Monday, April 20, 2009

A Real World Example of Disruption

I was so excited today to discover a real-world current example of disruption! I get a daily email from Trendcentral which describes, as the name implies, popular trends. Today's email was about Netbooks, the computers used in the $100 every child a laptop project. The newsletter talks about how these computers are growing in popularity world-wide. Last year they accounted for 7% of the laptop market. Next year they are expected to get 12%. Apple and other big names are starting to experiment with their versions of this computer as well, so soon these cheap, small, not-so-powerful computers might be all over.

This fits the disruptive model because these computers were originally marketed to non-consumers: third world school children. They don't have a lot of memory and can't do all the fancy stuff my school-issued laptop can, but they can connect to the internet. In this day when more and more can be done and stored online (i.e. Delicious)and flash drives are cheap, do we all really need big, powerful laptops or even desktops? These delvelopments in technology also help this Netbook computer fit the model of disruption.

What makes me excited about this is that there now exists the real possibility that every student could have daily access to a computer--possibly even own one himself. If this happens, then online learning might actually have a shot at reality in the not-so-distant future.

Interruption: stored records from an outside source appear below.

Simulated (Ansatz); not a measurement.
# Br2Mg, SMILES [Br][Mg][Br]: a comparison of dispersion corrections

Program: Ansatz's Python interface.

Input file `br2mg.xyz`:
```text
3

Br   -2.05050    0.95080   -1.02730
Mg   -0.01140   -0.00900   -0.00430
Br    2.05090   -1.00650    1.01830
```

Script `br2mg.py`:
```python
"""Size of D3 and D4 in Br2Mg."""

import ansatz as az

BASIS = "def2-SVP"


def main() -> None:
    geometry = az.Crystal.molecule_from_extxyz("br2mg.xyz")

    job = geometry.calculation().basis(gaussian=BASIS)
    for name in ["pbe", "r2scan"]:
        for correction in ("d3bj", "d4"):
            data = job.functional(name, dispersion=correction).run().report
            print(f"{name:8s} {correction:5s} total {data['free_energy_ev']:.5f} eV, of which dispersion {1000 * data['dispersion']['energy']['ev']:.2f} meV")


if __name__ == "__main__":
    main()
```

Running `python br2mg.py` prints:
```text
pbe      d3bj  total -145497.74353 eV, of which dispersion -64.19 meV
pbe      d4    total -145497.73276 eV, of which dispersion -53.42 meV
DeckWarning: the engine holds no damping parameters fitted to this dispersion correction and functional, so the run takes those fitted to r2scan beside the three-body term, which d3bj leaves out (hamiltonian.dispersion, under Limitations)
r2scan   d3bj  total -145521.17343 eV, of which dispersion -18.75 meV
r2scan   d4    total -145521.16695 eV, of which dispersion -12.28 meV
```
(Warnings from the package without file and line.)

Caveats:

Here is a link to the Trend Central article: http://www.trendcentral.com/WebApps/App/Global/Home.aspx

1 comment:

  1. There are so many things that could be done on the computer that we do on paper and I just keep thinking if everyone had a computer that they could access on a daily basis, we could make the change. Until then I often just skip trying to get computer time and stick with the paper stuff. Just think of all the paper we could save! As it is I am trying to use less and less and work up to having my students turn more things in electronically. I hope the day comes soon. Our department is trying to lobby for the school to use capital outlay funds for a mobile lab at the high school. I still think we would be fighting over the use of this too.